Fundamental Analysis: Dividend Trading

Trading for Dividends by Wise-owl.com 

(December 2005)

Strategy:  Dividend Yield Play over Zinifex

Did you know that you can gain full access to a company’s dividend and franking credits by holding its stock or an instalment for just 45 days? Many investors will opt for instalments as they offer leverage and require a smaller upfront outlay than shares.

This article is a quick run through the basics of what is commonly called a ‘Dividend Yield Play’.  This type of strategy can be used by both professional and retail investors to boost returns and dividend income in their portfolios.

How is it done?

Typically the strategy is implemented by purchasing instalments over a stock one or two weeks before the ex-dividend date.  This may allow you to secure a lower price as shares often rally as the ex-dividend day approaches. On the day the company trades Ex-Dividend the share price often drops by the dividend amount.  In the weeks following the Ex-Dividend date, given sound stock fundamentals the stock tends to recover the drop, allowing you an opportunity to unwind the instalment position crystallizing a dividend income stream and a potential profit.

Example Trade

Here is an example of the strategy Wise Owl covered in its research reports in late October 2005.

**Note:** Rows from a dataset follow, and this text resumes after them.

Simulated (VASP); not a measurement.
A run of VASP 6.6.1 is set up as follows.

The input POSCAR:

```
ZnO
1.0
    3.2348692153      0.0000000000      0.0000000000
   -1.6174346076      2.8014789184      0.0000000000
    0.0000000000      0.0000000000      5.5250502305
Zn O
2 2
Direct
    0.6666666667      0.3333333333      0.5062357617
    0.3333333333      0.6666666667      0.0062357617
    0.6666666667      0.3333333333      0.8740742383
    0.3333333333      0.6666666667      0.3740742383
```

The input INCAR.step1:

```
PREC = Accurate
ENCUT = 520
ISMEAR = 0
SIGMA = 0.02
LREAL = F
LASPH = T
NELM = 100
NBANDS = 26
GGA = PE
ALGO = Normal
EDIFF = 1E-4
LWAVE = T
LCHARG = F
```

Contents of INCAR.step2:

Zinifex (ZFX) announced on 25th August that it was paying a dividend and it was expected to go ex-dividend on 20th of October.  Given the strong fundamentals surrounding the company, after the announcement it was a prime candidate for the dividend strategy with the view that the share price would recover post the ex-dividend date.  Using an instalment for a dividend play you could have leveraged exposure to the dividend. Consult your financial adviser for further information on this type of investment.

Using Fundamental Analysis to Choose a Stock

Perhaps the easiest way to approach fundamental analysis is to think of yourself as someone who is about to purchase a business (in fact this is exactly what you are doing). Next, think of key drivers for the business and its growth in value. In the case of Zinifex (like most mining companies) key drivers of value (or share price) are profits and mine life. So how do these stack up for Zinifex?

Profits
Profits are what a business is left with after expenses; they can be paid out as dividends to investors or used to grow a business further. Zinifex has an excellent record of profits to date. Initially the company forecast a $63million profit for financial year 2005. Impressively it achieved a profit of $234million on the back of strong Lead and Zinc prices, showing a healthy business that’s experiencing strong demand for its products. This also indicates that management is not only meeting targets but tending to under promise and over deliver, a great confidence builder for investors.

Mine Life
Mine life is how long the mine will remain operational and is determined by the size and quality of the ore body underground. One way a mining company can be re-rated and experience share price growth is if it discovers the ore body its mining is bigger or better than expected. Of course this will only happen if it’s actually looking! The good news for investors is that Zinifex is looking. If you check its ASX announcements you’ll see an announcement dated 25 August called the ‘Preliminary Final Report’. On page 2 under ‘Highlights’ we see that a key part of Zinifex’s strategy is to grow through exploration. Only 3 months later an announcement dated 25 October gives us initial results that suggest the Roseberry Mine could be bigger than first expected. This is good news for two reasons: firstly management is building market confidence by meeting targets; and secondly the mine will be profitable for longer. Both of these can trigger share price growth.

Putting the instalments to action

With many instalments to choose from ZFXIMI was the most suitable instalment for this strategy by our accounts.  Executing the buy on Monday 17 October at $2.43, many investors will choose to hold the instalment for just a couple of weeks or until it recoups its dividend. In this trade however we ensure the entitlement to franking credits by holding for 45 days (see tax note below). The position was unwound on the 8th December at $3.19.

The following table compares the absolute dollar returns from investing $10,000 in the underlying share or the instalment warrant on the above dates.

ZFX ZFXIMI
Number of Shares / Instalments 1957 4115
Buy price on 17 October $5.11 $2.43
Sell price on 8 December $5.77 $3.19
Dollar profit $1,291.58 $3,127.57
Dividends received $78.27 $164.61
Total return $1,369.85 $3,292.18
% return on investment (not annualised) 14% 33%

 
While trading both the shares and the instalment were profitable the leverage of the instalment allowed a total return of 33% compared to the stock which returned 14%.

2005 Zinifex Share Price Before and After Dividend

2005 Zinifex Share Price Before and After Dividend

Important Taxation Consideration – The 45 Day Rule

The ’45 day holding period rule’ means that an investor must hold their shares or instalments for at least 45 days to receive franking credits. Investors who claim less than $5,000 of franking credits in a financial year are usually exempt from this rule. Consult your tax adviser for further information.


About wise-owl.com

Our team has years of experience with researching equity markets. Phillip Shamieh started the business in 2001, concentrating on very high net worth individuals.

Today, Wise-Owl’s focus is on providing retail investors with a greater insight into the Australian market.  Our philosophy is to combine fundamental, quantitative and technical analysis to create strategies that add value to an investor’s portfolio, irrespective of the market’s performance.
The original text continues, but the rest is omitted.